Thursday, October 17, 2013

Global Impact: Abu Anas al-Libi Appears in New York City Court for Arraignment, A Bad Precedent

According to The Latin American Tribune, Abu Anas al-Libi, an alleged planner of the simultaneous al-Qaeda terrorist attacks in both Dar es Salaam, Tanzania and Nairobi, Kenya on August 7, 1998, al-Libi pleaded not guilty in federal court to charges of participating in the organization of the bomb attacks against the US embassies in the two Sub-Saharan nations which claimed the lives of 229 people.

A public defender entered the plea on behalf of al-Libi, whose true name is Nazih Abdul Hamed al Ruqai.

Al-Libi was transported to New York City last weekend after he was captured on October 5 on Libyan soil in a US special forces operation and then interrogated on board the Navy ship, USS San Antonio.

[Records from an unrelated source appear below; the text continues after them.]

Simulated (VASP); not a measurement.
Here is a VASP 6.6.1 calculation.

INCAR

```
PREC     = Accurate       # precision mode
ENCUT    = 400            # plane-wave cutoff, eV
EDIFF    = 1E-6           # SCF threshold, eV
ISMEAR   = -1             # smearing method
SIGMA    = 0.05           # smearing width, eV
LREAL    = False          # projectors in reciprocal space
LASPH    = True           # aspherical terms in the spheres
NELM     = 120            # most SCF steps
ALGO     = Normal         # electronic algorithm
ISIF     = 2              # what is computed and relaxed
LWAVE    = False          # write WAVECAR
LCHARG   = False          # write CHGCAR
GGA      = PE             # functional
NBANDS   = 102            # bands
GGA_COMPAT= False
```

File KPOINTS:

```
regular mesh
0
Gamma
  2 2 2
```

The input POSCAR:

The first appearance of the defendant, a 49-year-old Libyan, lasted just 10 minutes, during which the charges against him were read and he said that he had no way to pay for an attorney, whereupon a public defender was assigned to him.

Al-Libi was handcuffed, dressed in a gray jersey and white pants and wearing a long beard. He appeared calm during the court session, during which he requested the assistance of a translator.

COMMENT: Federal prosecutors said they would not ask for the death penalty and US District Court Judge Lewis Kaplan set the next hearing in the case for October 22.

Unfortunately, the Obama Administration incorrectly uses federal courts in prosecuting combatants which enables defendants charged in such courts the full procedural entitlements applicable to them under the Bill of Rights.

More appropriately, combatants engaged in the war on terrorism against the US should be charged and tried under military tribunals outside of the US where they are denied using a federal court to "grand-stand" their political rhetoric.